Requiem for my Darkroom

It doesn't seem so long ago that I was celebrating its
completion and now it's gone.

Well, that's my darkroom ripped apart and ready for removal to our new home at the end of the month. The cupboards and shelves have been dismantled and most of my darkroom and camera gear transferred to my mum's spare room for the time-being. It was the fourth I'd built and somewhat sad to have to remove it, especially since I hadn't used it nearly as much as I'd have liked. 

There's little doubt that writing three times a week for a photography blog has the effect of limiting how much time I can spend printing. Since I can't write about what I had for breakfast and illustrate that post with a pic of my cornflakes a consistent supply of source material relating to our art/craft/hobby has to be found. That usually takes the form of fresh photographs.

As it was just after I'd completed it in the summer of 2013 and
before the Leitz 1C made an appearance.

There just aren't enough hours in the day to go out taking pictures, develop the film, print the results in the darkroom, scan the prints and then put it all together in a post three times a week. Something has to give. In my case, it was the printing side since it's quicker to scan a roll of negs to illustrate a post than print from them and then scan the prints.

Digital photography blogs - as with most things digital - are much easier in that regard and make fewer demands on the photographer's time removing, as they do, three of the most time-consuming steps in that publication chain. So, against my best intentions and as I've noted before, The Online Darkroom morphed into The Online Scanner, not at all what I'd intended when I set out. Thank God for Omar and his series of darkroom posts - they at least kept the blog honest.

At this point I'd love to be able to say that things will be different in 2016 but I don't know if they will. The decor in our new house is lovely - provided you really like that 1980s look. So I'll be decorating more or less the entire house. Then there's wardrobes to build in, a kitchen to rejuvenate, a wood-burning stove to install, possibly an internal wall to be removed and made good, new doors to hang, a summerhouse to construct (that was a rash promise to Cath that I'm regretting), an en suite bathroom to enlarge and two new bathroom suites to install. And I'll be doing almost everything myself - apart from the wood burning stove. Get that wrong and I'd gas the lot of us.

The Leitz 1C with its newer sibling in
the background

After that, I might then get the chance to consider building darkroom number five in one half of the garage. When will that be? I honestly haven't a clue. It involves constructing two plasterboard walls in a corner of the garage and then installing the units and worktops from the darkroom I've just taken apart.

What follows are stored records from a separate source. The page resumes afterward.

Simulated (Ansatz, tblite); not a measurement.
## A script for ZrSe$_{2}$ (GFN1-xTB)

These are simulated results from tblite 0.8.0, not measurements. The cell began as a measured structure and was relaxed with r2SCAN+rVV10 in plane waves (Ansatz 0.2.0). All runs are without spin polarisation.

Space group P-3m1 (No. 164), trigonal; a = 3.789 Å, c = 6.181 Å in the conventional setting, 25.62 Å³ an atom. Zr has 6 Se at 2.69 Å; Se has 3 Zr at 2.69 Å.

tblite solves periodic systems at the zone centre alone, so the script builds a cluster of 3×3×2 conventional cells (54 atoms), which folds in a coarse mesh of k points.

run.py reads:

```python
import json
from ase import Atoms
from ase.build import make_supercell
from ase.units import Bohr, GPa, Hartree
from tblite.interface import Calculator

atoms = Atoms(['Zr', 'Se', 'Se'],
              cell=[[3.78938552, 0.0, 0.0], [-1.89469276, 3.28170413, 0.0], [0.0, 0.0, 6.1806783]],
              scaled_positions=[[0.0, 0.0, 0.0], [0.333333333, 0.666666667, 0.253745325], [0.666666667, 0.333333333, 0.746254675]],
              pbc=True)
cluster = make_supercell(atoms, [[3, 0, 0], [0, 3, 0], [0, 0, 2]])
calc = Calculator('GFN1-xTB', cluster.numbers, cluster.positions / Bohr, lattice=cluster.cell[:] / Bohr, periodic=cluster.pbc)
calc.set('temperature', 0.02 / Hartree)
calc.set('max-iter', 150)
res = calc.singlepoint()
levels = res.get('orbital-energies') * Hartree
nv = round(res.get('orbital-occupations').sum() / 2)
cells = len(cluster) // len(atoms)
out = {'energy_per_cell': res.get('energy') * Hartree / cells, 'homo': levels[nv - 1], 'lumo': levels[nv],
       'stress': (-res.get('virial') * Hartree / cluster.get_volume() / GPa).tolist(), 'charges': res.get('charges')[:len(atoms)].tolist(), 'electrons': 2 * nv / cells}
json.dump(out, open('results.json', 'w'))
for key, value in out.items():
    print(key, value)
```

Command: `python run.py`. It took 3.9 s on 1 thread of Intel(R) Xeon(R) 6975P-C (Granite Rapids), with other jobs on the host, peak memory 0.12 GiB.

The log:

There's one issue that needs to be sorted involving a patch of dampness on the rear garage wall. If I can get that fixed then I might get away with just painting the brick on the inside white but if it looks as though it might be a persistent thing then I might have to strap the wall and fit a damp-proof barrier. Nothing good can come of leaving fine enlargers and lenses in a less than dry atmosphere for any length of time.

Once the darkroom is finally up and running I'm determined to do more printing even if that means posting just once or twice a week instead of thrice. What effect might that reduced output have on reader numbers? It's difficult to say. On the one hand, more darkroom articles might attract new readers but, on the other, readership is strongly linked to frequency of posting. My viewing figures have halved over the last month during which I've hardly posted.

So there's lots to think about over the coming months and I hope you'll all hang in there until normal service is resumed. Just don't hold me to a date!

Thursday, October 22

Darkroom Ponderings

I've been messing about with an iPhone app that makes it easy to plan room layouts. The house it looks like we'll be moving to has a tightish double garage that I'll have to convert into a darkroom. One half will house the Saab and I'll have a space about 9ftx7ft for a darkroom adjacent to it.

It involves building a couple of walls, hanging a door and fitting the worktops and cupboards for storing all those darkroomy bits and pieces. At the moment, I have four enlargers - the Leitz 1C and V35, a Durst L1200 and a Paterson PCS150 - and I don't think I can justify taking them all with me even though it looks as if I might be able to make them fit with a little room to spare.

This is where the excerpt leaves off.